When you’re enjoying the great outdoors this spring and summer, being struck by lightning may seem like a 1-in-a-million chance, but it happens. In fact, nearly half of lightning fatalities between 2010-2011 (48% and 62%, respectively) were attributed to sport and recreation, according to the National Weather Service.
As an active person who likes to go outdoors to exercise, never assume you can’t be struck by lightning during a thunderstorm. The best way to avoid lightning is to plan ahead by monitoring the weather and go indoors if you get stuck in a storm. If you are bike riding, the National Weather Service recommends pulling over to a safe shelter if possible and waiting 30 minutes after the last rumble of thunder before resuming your ride. If you are outdoors at a picnic and a storm is brewing, better to jump into the safety of your car until it passes through. If you are out camping in “backcountry,” meaning 30 minutes or more from modern vehicles or buildings, you are more vulnerable to lightning since there are no safe places.

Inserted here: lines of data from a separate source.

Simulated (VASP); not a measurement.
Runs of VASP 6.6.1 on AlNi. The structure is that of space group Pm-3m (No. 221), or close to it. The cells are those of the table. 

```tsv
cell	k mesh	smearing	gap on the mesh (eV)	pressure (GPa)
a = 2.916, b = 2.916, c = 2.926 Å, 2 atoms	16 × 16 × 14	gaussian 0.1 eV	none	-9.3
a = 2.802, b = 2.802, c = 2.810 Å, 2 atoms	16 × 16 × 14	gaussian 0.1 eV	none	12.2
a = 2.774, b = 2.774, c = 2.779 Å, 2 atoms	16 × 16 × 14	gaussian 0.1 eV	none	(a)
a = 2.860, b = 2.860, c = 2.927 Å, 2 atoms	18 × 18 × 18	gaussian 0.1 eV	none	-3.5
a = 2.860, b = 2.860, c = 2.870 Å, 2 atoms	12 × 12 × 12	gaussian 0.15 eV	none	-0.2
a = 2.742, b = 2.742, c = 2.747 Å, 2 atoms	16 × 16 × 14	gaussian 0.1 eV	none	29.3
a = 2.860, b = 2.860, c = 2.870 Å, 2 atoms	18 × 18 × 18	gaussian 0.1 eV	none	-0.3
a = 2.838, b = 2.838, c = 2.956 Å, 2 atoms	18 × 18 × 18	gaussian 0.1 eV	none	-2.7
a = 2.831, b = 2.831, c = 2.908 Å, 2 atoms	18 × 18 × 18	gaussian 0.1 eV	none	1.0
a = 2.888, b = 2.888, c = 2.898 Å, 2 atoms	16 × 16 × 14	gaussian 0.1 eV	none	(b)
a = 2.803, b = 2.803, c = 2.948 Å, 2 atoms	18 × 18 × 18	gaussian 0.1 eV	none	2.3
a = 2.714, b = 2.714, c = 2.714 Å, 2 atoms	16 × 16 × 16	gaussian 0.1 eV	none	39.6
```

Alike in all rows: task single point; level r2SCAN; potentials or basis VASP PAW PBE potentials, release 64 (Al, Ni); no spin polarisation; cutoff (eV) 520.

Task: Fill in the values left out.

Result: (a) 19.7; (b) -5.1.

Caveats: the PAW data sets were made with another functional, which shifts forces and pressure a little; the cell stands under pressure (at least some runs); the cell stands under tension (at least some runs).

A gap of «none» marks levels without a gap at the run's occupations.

Check out this nifty video for staying safe during a storm in the wilderness:
Whether you’re an athletic trainer leading an outdoor bootcamp or human resources worker planning your company’s annual softball outing, it’s your responsibility to keep people out of harm’s way. A few easy safety precautions provided by the National Athletic Trainers’ Association will help you put a safety plan in place.
“All individuals, particularly those who are in charge of sports and recreational activities, should be aware of the hazards, establish and follow appropriate guidelines and ensure that those around them do so,” said Katie Walsh, a professor at East Carolina University who chaired the position statement writing group. “Proper preparation and notifying participants of lightning danger is critical.”